What SF’s ‘Poop Patrol’ Says About Our Priorities

‘I’ ON CULTURE

Who cares about kids? Poop rules!

San Francisco has a problem. Well, it has a lot of problems, but one is that it has thousands of homeless people, and many of them have the delusion that sidewalks are a reasonable alternative to toilets. While liquid waste evaporates as the morning fog disappears, there were many small piles left behind with their piquant fragrances. Although a few tourists found them quaint, most people were offended.

San Francisco Mayor London Breed leapt into action, creating a “poop patrol,” and most of the mounds disappeared. But she also released the budget for the work. Professional pooper scoopers, those picking up the remains left behind, earn $71,780 a year — well over six figures once mandated benefits are added in. Now that’s a lot of poop!

When I read off the story about it from the San Francisco Chronicle, my wife, instead of laughing, was outraged. “Teachers in Palm Beach County don’t earn that much even if they’ve taught for 30 years,” she said indignantly. Actually, I discovered that a small group of math and science specialists, real veterans in shortage areas, do make a bit more than the poopers. But almost no teachers elsewhere in the country do.

Now those of you who know economics might say that it costs more to live in California, so wages are higher there, and you are right. Teachers do earn more than pooper scoopers in San Francisco. That is, they do if they have earned a bachelor’s degree and a master’s degree and are in their ninth year of teaching. Can you imagine one of those elementary school teachers in her eighth year of teaching, having been to college and graduate school, saying to herself, “Wow, after another 10 months of teaching, I will earn as much as those guys picking up poop?”

Keep in mind that a lot of the money comes in the form of pensions, which in California are in an increasingly tenuous system. Some cities and taxing boards have stopped paying into the system or are raising taxes to pay for the current third of a trillion deficit. Some California politicians want everyone in the country to make those pensions good. Imagine how our teachers and deputies (not to mention most of the rest of us) will feel when taxes go up so pooper scoopers can get pensions larger than theirs.

Now, I know a bit about poop picking, since I have a dog. Perhaps I am a natural, but the first time Lexi did solid business, I bent over and picked it up using a plastic bag. After a couple of times, I learned to slide my hand inside the bag, pick up the poop and then reverse it. No schooling needed. And many years ago, when I started teaching, I did janitorial services during the summer. Since one of the areas I had to check was an entrance from the subway, I occasionally did have some human waste to handle. An old timer showed me how to clean it up, using the special scoops, using water and then alcohol-based cleansers to clean up. That took perhaps 15 minutes.

I doubt the current poopers have to take classes. Imagine the classes that might exist: “Introduction to Pooping,” “Philosophy of Pooping,” “Psychology of Pooping,” “Organic Chemistry of Waste” and more.

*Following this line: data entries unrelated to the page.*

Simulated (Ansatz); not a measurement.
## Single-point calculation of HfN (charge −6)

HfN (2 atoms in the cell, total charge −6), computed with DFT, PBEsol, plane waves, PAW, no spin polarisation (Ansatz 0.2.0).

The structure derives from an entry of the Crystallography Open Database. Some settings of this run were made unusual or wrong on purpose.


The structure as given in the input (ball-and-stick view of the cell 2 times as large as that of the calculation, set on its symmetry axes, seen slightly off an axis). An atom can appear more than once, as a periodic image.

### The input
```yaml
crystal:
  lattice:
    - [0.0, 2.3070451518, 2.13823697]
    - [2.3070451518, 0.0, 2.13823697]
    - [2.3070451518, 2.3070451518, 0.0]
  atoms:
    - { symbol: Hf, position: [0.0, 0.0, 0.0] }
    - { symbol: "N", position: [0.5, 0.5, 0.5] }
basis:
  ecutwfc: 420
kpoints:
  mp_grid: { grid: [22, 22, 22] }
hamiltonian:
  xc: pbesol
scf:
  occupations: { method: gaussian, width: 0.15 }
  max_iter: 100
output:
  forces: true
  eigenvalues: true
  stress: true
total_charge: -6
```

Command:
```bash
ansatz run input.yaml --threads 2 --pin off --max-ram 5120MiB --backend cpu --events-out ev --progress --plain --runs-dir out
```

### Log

I am joking, of course, about the classes, but I wonder what kind of society pays people who pick up other people’s waste more than they pay those who teach their children. As an old-line educator, I spent a third of a century listening to all sorts of promises about cherishing our children, teaching them values and training them for a worthwhile life. Why not tell our children, “Hey, forget about really studying. Do you want to be a teacher? You’ll do a lot better forgetting school. Drop out, and learn to pick up the poop.”

I know this is a minor bit of amusement for all of us, except for those, of course, playing hopscotch as they walk through the streets of San Francisco. But perhaps it might also explain why so few of our best college students are choosing to become teachers.